How Rome bound civic order to the gods — from the priesthoods of the Republic and the imperial cult of the emperors to Diocletian's persecution and Constantine's turn to Christianity, the long Roman experiment in making religion an instrument of the state.

Religion as a department of state

Rome did not separate religion from politics; it could not have understood the distinction. The gods were members of the political community, the priesthoods were public magistracies, and the favour of the gods (pax deorum) was a public good the state existed partly to maintain. The platform reads state-and-religion as one continuous Roman project — the binding of civic order to the divine — that runs from the augurs of the Republic to the Christian emperors of the late empire, changing its content entirely while keeping its structure intact.

The Republic and the Augustan restoration

Under the Republic the chief priesthoods — pontiffs, augurs, the pontifex maximus — were held by leading senators, and religious authority was distributed like every other power in the constitution. Augustus understood that the civil wars had been read as a sign of divine displeasure at Roman impiety, and he made the restoration of religion a pillar of his settlement: he rebuilt eighty-two temples (he says so in the Res Gestae), revived lapsed priesthoods and festivals, and in 12 BCE took the office of pontifex maximus for himself, fusing supreme religious authority with supreme political authority in a way no Republican had dared. From him onward the emperor was head of the state religion.

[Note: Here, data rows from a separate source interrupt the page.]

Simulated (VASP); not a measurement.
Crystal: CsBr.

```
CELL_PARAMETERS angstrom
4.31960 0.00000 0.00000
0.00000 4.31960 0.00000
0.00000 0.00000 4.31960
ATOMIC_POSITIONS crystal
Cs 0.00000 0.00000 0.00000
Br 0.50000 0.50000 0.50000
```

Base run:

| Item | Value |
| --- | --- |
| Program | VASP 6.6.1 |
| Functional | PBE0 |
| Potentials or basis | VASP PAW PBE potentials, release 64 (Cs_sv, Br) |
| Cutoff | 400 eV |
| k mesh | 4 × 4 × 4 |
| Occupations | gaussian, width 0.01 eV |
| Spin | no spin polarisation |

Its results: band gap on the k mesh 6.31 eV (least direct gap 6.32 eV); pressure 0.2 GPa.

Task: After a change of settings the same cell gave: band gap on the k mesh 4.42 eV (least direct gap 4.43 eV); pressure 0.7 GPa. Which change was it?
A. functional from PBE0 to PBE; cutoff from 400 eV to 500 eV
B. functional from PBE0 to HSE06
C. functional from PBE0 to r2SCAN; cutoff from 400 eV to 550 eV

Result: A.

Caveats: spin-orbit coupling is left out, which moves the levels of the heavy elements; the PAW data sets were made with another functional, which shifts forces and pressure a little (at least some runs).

The imperial cult and the Christian problem

The Principate added something new: the imperial cult, the worship of the emperor (living in the provinces, formally deified after death in Rome) as a focus of loyalty across a multi-ethnic empire. For most subjects this was simply how one expressed allegiance, and Rome was famously tolerant of local gods so long as the civic cult was honoured. The exception broke the system. Jews and then Christians refused, on principle, to sacrifice to the emperor or the gods of Rome — and that refusal, read as disloyalty rather than mere belief, is the root of the persecutions, which reached their height under Diocletian's Great Persecution of 303.

Constantine and the inversion

Constantine inverted the whole arrangement. By extending toleration (the policy associated with the Edict of Milan, 313) and then favouring the Christian church, he kept the Roman structure — the emperor as the divinely sanctioned guarantor of religious order — and changed its content from the old gods to the new faith. When he summoned and presided over the Council of Nicaea in 325, he was acting in an unbroken Roman tradition: the head of state convening the authorities of the public religion to secure the pax deorum. The platform reads this as continuity disguised as rupture — the same office Augustus had built, now Christian.

Why the platform reads it

The platform reads state-and-religion because Rome is the archetypal case of religion as an instrument of political order, and because the Constantinian fusion of imperial and ecclesiastical authority set the terms for a thousand years of European argument about the relation of church and state. Every later contest — investiture, the divine right of kings, establishment and disestablishment — is conducted in a frame Rome built. The modern separation of religion from the state is defined against the Roman model precisely because the Roman model was the default for so long.